When method="resistant"
the outlying observations are those outside the interval:
$$[Q_1 - k \times IQR;\quad Q_3 + k \times IQR] $$
where \(Q_1\) and \(Q_3\) are respectively the 1st and the 3rd quartile of x
, while \(IQR=(Q_3 - Q_1)\) is the Inter-Quartile Range. The value \(k=1.5\) (said 'inner fences') is commonly used when drawing a boxplot. Values \(k=2\) and \(k=3\) provide middle and outer fences, respectively.
When method="asymmetric"
the outlying observations are those outside the interval:
$$[Q_1 - 2k \times (Q_2-Q_1);\quad Q_3 + 2k \times (Q_3-Q_2)] $$
being \(Q_2\) the median; such a modification allows to account for slight skewness of the distribution.

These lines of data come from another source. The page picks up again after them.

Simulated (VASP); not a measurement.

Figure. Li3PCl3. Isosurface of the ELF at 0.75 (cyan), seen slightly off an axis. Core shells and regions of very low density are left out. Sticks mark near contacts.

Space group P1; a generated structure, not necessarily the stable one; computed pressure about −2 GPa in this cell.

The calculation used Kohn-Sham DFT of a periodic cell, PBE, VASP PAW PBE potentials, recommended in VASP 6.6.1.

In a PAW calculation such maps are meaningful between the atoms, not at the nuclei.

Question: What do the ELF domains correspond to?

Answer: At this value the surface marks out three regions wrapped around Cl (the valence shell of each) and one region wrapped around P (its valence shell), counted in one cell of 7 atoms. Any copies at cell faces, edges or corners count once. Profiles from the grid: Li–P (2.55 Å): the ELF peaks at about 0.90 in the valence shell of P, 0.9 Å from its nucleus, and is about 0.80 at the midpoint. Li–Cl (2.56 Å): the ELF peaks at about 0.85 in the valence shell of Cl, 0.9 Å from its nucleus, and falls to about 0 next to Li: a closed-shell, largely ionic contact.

Finally, when method="adjbox"
the outlying observations are identified using the method proposed by Hubert and Vandervieren (2008) and based on the Medcouple measure of skewness; in practice the bounds are:
$$[Q_1-1.5 \times e^{aM} \times IQR;\quad Q_3+1.5 \times e^{bM}\times IQR ]$$
Where M is the medcouple; when \(M > 0\) (positive skewness) then \(a = -4\) and \(b = 3\); on the contrary \(a = -3\) and \(b = 4\) for negative skewness (\(M < 0\)). This adjustment of the boxplot, according to Hubert and Vandervieren (2008), works with moderate skewness (\(-0.6 \leq M \leq 0.6\)). The bounds of the adjusted boxplot are derived by applying the function adjboxStats
in the package robustbase.
When weights are available (passed via the argument weights
) then they are used in the computation of the quartiles. In particular, the quartiles are derived using the function wtd.quantile
in the package Hmisc.
Remember that when asking a log transformation (argument logt=TRUE
) all the estimates (quartiles, etc.) will refer to \(log(x+1)\).